More Than 17 Million Properties Face Substantial Flood Risk: Study

By | July 3, 2023

More than half of the U.S. population resides in a county that is likely to experience stormwater system failure due to flooding from heavy rainfall events, according to a new report published by First Street Foundation.

Another 17.7 million properties across the country are at substantial flood risk, which is more than two times greater than the amount included in FEMA’s 1-in-100 year Special Flood Hazard Area (SFHA), the report found.

FSF’s “The 8th National Risk Assessment: The Precipitation Problem” reveals an urgent need for accurate rainfall data at the federal level. The report states that National Oceanic Atmospheric Association (NOAA) and FEMA rely on outdated precipitation data.

NOAA’s current analyses of rainfall estimates don’t reflect present rainfall conditions or the changing climate and are inconsistent across regions, the report said. NOAA received appropriations from Congress in 2023 to update its analyses but such work will not be completed until 2027.

The FEMA Special Flood Hazard Area (SFHA) – the current authoritative flood risk information standard in the U.S. ­­– doesn’t adequately account for precipitation, which leaves over half the country unaccounted for flood risk, according to the report.

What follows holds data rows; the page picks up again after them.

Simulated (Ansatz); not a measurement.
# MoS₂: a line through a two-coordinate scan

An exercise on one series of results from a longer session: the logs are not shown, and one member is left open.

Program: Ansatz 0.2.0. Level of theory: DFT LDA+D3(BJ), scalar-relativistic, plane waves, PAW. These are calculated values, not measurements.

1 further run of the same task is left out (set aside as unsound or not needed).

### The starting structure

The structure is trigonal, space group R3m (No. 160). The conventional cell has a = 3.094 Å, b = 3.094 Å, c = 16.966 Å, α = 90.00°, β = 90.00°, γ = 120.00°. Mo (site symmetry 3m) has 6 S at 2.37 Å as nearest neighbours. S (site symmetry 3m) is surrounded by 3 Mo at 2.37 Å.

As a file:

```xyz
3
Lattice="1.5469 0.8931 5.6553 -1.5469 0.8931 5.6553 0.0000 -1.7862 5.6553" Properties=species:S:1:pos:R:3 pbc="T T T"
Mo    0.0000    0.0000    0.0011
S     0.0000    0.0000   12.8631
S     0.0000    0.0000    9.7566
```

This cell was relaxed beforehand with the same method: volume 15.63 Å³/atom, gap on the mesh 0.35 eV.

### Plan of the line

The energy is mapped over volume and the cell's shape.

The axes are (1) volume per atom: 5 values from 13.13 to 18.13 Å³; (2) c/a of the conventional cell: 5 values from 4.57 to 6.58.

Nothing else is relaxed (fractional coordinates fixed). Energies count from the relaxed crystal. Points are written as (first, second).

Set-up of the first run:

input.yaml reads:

FSF created a precipitation model (FSF-PM) to correct NOAA’s inaccuracies and provide a better understanding of heavy precipitation occurrence and flood risk. What the NOAA labels as 1-in-100 year precipitation events are estimated by FSF-PM to occur in many locations more frequently than previously estimated, the report said.

Fifty-one percent of the population is now more than twice as likely to experience what the local communities would consider a 1-in-100 year flood, according to FSM’s modeling.

Parts of the Northeast, the Ohio River Basin, Northwestern California, the Texas Gulf Coast and the Mountain West are modeled to experience a 1-in-100 year event every five to 10 years.

Last summer the U.S. experienced an example of the extreme precipitation events that FSF-PM forecasts will occur with greater frequency.

Five separate events associated with the previously thought of 1-in-1,000 frequency occurred between July 26 to August 22, spanning from Illinois to California.

“[These] events should no longer be accurately characterized as a 1-in-1,000 year event in the current climate conditions due to changes in baseline expectations for precipitation estimates,” the report said.

Outdated characterization of flood risk is further exacerbated by the FEMA SFHA, the report said, citing the lack of precipitation risk integration used by SFHA.

There are over 8 million properties not included in SFHA that are at risk of flooding due to precipitation, FSF’s flood model found. The states with the highest percentage of their properties not included in the SFHA due to precipitation risk include Washington D.C. (91%), Mississippi (90%), Iowa (83%), Kentucky (83%), and Rhode Island (83%), the report said.

Though FEMA’s introduction of Risk Rating 2.0 adds current pluvial (flash flood) risk in its flood insurance policy premium estimates, the agency’s reliance on historic SFHA maps for insurance requirements leaves homeowners inadequately informed of the actual flood risk they face, the report said.